While importing my music collection into iTunes the other day, I came across one of many early 80's compilation discs I have. Almost every one of these songs has some sort of memory attached to it, and I’m not sure how much of that is due to how wackily unique the music of the early 80's is, or how much of it is that I was still in my formative years in that decade.
As far as one song goes, however, I know why the memory sticks. It is one of the (many) awkward experiences I had as a youth that delineates just how embarrassing life as a teenager can be. The song in question is “Hold Me Now”, by the Thompson Twins, that trio from England that also sang other hits such as "Doctor! Doctor!" and "Love On Your Side".
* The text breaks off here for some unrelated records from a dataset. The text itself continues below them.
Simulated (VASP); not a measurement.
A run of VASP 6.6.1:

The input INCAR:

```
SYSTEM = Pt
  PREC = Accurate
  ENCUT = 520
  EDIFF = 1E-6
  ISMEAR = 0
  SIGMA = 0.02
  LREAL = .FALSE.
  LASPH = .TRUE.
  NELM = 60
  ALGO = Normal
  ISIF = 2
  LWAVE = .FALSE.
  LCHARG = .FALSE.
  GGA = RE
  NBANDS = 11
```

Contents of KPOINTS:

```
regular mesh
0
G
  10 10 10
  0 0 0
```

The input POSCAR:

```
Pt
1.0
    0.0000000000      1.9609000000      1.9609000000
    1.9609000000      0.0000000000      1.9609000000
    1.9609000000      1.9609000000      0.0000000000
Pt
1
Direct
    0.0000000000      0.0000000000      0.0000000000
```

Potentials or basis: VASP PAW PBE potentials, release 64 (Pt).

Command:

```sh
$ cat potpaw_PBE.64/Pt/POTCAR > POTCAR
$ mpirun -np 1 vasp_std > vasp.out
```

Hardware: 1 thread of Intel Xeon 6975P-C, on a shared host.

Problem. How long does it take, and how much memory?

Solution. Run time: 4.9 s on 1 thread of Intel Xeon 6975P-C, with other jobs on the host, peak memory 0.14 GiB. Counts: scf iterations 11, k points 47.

I think I was in 7th or 8th grade, and anyways it was probably 1983 or so, and it was a weekday after school. I was home, downstairs in the den, kipping after my classes and procrastinating from doing homework. We had this old-timey tape recorder that my sister and I shared, and to this day I can never remember exactly whose recorder it was, but I believe it was actually my sister’s. It was one of those items that, although distinctly owned by one of us, had a sort of de facto common usage by both of us. As long as we were on good terms with each other and the non-owner wouldn’t be a total butthead and break the thing in question, it could be used. Usually, my sister was far more likely to share with me than the other way around.
Anyways, I did treat this tape recorder with respect at all times, so my use of it on this day was a perfectly valid and legal one. But in retrospect I wish that it wasn’t even around that day or else I wouldn’t have this tale of humility and anguish to tell.
For whatever dim-witted reason I had at the time (or there may not have actually been a reason, just dim-wittedness), I decided I wanted to hear how I sounded when I sang. You know how you always hate the sound of your own voice when you experience it? I’m talking about spoken voice here, not even singing – no, we’ll get to that horror show in a minute. But you always think your voice sounds one way and come to kind of like it, but then you hear yourself speak on tape or something and think, ‘What the hell, I sound like a complete twit!’
Okay, so maybe it's just me.
But whatever your opinion of your own voice may be, you might fancy that you aren’t half bad at singing but aren't too sure. Such was my hubris on that fateful autumn day back in 1983.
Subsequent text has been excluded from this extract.